Lee Jackson Q&A session on his ‘The Diary of a Murder’
Lee Jackson’s ‘Diary of a Murder’ kick started our book club. Here he answers our questions. Thanks to Kylie Mirmohamadi and Lucinda Matthews-Jones for providing questions.
1) What sparked your creative juices into writing in ‘The Diary of a Murder’? i.e. was it a particular novel/s, event/s or primary source?
It’s an idea that I’ve had for a long time – a diary as murder mystery – that arose from reading Arthur Munby’s peculiar diaries and the anonymous sex marathon of My Secret Life, credited to ‘Walter’, and, tangentially, the comedy of The Diary of a Nobody. How much can we expect a ‘truthful’ account from Victorian diaries? It’s a form that promises so much – a very distinctive sort of authenticity – and hence it’s very easy to presume that diaries provide a privileged ‘accurate’ view of Victorian life. But is this true? My novel examines this question, after a fashion, by presenting a diary that has the quotidian tedium of Mr. Pooter but also reflects the secret histories we find in Munby and ‘Walter’ – and whose author we have every ground to suspect.
2) How do you find novel writing compared to your other works on C19th London?
I can really claim to any substantive works of my own on 19th C. London, in that I’ve had most non-fiction success with anthologising primary sources. That said, I’ve recently been working on a non-fiction book proposal and I would say writing a novel is much easier than non-fiction. With fiction, you can pick and choose your material and sources of inspiration (and ignore anything that doesn’t suit or doesn’t work out) and go wherever the mood takes you. No-one will hold you to account that you ignored x or y.
3) Do you think historical fiction provides an alternative way of uncovering the Victorians? If so what do you think this novel (or your other novels) have to reveal to the reader?
I certainly don’t think of myself as revealing truths – my books are really simple entertainment – although it is a fundamental question in historical fiction whether human nature changes or remains fundamentally unaltered, regardless of culture and time period. I remain a little agnostic on that point. I do hope my books reveal the texture and feel of Victorian London, that they create a complex and plausible picture of the metropolis in the mind of the reader – that would be achievement enough.
4) In your email to me (lucie) you said that this was still your favourite novel can I ask why?
It’s my favourite book for various reasons. It had a very long gestation from idea to actually writing, and then again, for various reasons, to actually seeing it published (so very satisfying when it actually happened); it has an incredibly complex plot structure (although the reader won’t realise why, until the end); and I think it’s a highly accurate pastiche of Victorian diary-writing – in short, I think it’s a great technical accomplishment, and I feel confident and proud enough about it to say that, even if you’re not really supposed to praise your own work.

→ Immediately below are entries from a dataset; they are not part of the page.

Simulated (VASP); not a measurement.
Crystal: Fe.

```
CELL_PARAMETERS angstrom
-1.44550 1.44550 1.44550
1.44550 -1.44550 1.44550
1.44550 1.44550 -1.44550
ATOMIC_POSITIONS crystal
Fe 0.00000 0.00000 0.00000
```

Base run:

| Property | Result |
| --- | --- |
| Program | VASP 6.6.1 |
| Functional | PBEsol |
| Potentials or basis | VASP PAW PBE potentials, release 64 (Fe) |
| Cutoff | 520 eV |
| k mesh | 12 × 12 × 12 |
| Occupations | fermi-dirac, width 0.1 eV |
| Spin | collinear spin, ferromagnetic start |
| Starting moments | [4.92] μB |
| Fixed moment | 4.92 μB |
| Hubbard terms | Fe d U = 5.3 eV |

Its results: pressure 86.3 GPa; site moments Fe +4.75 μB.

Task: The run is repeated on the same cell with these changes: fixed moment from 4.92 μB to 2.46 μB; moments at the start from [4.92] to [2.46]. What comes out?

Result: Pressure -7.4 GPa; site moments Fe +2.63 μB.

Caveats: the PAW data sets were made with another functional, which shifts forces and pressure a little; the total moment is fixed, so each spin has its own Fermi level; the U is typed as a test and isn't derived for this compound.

5) Is it annoying when comments focuses on the ‘authenticity’ of your portrayal of Victorian London rather than engaging with the book as a novel, and how it functions in literary ways?
Authenticity is very important to me – for instance, I’ve always tried to check words and phrases to see whether they would appear in the 19th C. This book, because it’s a diary for much of the text, had to be perfect in its Victorian tone – and if you’ve read the likes of Munby (from whose diary I have also shamelessly stolen one small passage) I hope you’ll agree I’ve captured the right vocabulary, mood &c. What is annoying is not so much people obsessing about authenticity as having a narrow understanding of what it might mean – ie. people who have only read Dickens, and expect all Victorians to sound like David Copperfield.
6) Given your encyclopaedic knowledge of Victorian London, how do you resist the temptation to load more and more ‘period detail’ into the action and how do you resist the temptation not to be led by the primary material or to parody certain representation cultivated by the Victorians themselves?
I think the trick is to provide only so much detail as the action of the novel requires, although I suspect it is really a question of personal taste – some people genuinely like diversions into bits of ‘period detail’ that don’t necessarily have much connection to the narrative. As for representations, this book certainly does play on the image of the traditional Victorian family – it’s the image that Jacob is desperately trying to keep up, and failing – and Victorian double standards. It’s a cliché to talk about the hypocritical Victorian paterfamilias, but – of course – they existed: Dickens, Frith, Munby and many others maintained double lives. It’s almost tempting to see this duality as essential to the Victorian family.
7) I really enjoyed the way that the novel was structured and the way it moved between the diary and the ‘present’ day, how did you set about writing the novel? Did you have to write the diary first and then decide where to merge the two strands together?
No, I wanted to intercut the police investigation with the diary from the start. It was an interesting way of presenting and punctuating the main novel (the diary) and commenting on the content as the police (and reader) read through Jacob’s account of the months leading up to the murder. I wrote everything pretty much in the sequence it appears, although I had to be quite careful with dates -an incredibly fiddly business! I think it was worth the effort, and I’m really glad to hear you enjoyed the book!